This is especially true of films portraying presidential candidates. Movies like Warren Beatty's Bulworth reflect the simplistic notions of politics that are revealed whenever stars-turned-activists are invited to the White House or make speeches at demonstrations. They also tend to be feeble as entertainment whether dramatic or comedic.
The Ides of March, however, is as well-made and effective a drama as you might expect from a film directed by George Clooney. Adapted from the play, Farragut North, by a former political activist named Beau Willimon, it even manages to get some things right about American political campaigns.
For instance, though it naturally pretties up the pasty types who really populate primary battles (not for nothing do they say that Washington is Hollywood for ugly people), it captures just how highly sexed the campaign trail can be.
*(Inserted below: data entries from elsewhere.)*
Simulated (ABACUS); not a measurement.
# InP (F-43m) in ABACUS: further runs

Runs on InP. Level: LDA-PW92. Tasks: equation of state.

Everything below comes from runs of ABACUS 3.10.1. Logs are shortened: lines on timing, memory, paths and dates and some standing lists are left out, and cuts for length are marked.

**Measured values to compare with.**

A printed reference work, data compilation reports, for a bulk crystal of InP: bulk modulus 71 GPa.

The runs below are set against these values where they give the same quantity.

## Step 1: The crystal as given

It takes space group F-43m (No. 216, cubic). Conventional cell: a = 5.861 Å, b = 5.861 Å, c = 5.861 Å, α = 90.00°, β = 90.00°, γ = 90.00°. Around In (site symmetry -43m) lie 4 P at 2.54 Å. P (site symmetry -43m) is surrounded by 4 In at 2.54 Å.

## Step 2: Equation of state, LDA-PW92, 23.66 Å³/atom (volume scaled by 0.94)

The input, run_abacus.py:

That said, Clooney, who co-wrote the script, turns his character into a typical Hollywood fantasy Democratic candidate. Mike Morris is a tough idealist, part Clinton, part Obama, who has quick and easy answers to the problems caused by all the rednecks, cynics and Republicans, and could bring about a wonderful new era if elected. His character gets so much time on screen scoring points about the marvellousness of the UN or the wonders of cars that burn hydrogen rather than petrol, that it slows down and sometimes undermines the plot.
The latter is centred on the uneasy relationship between Stephen, Morris's idealistic but ambitious spokesman (Ryan Gosling, too gormless-looking and opaque for the part), and Morris's campaign manager, the experienced but paranoid Paul (played with his usual brilliance by Philip Seymour Hoffman)
There is also a dangerously attractive but unstable young intern who has wanted to sleep with Stephen for months (Evan Rachel Wood), a ruthless journalist (Marisa Tomei), a shifty black senator (the excellent Jeffrey Wright), and Paul Giamatti, doing his usual manic shtick as the seductive boss of a rival candidate's campaign.
Nothing that happens is all that shocking or unrealistic or unbelievable, except the behaviour of Gosling's central character. He is supposed to be a brilliant operative as well as a true believer in Morris's Obama-like cause. But he makes such obvious, elemental mistakes about people that it is hard to accept him as a good-hearted genius being corrupted by the terrible necessities of politics.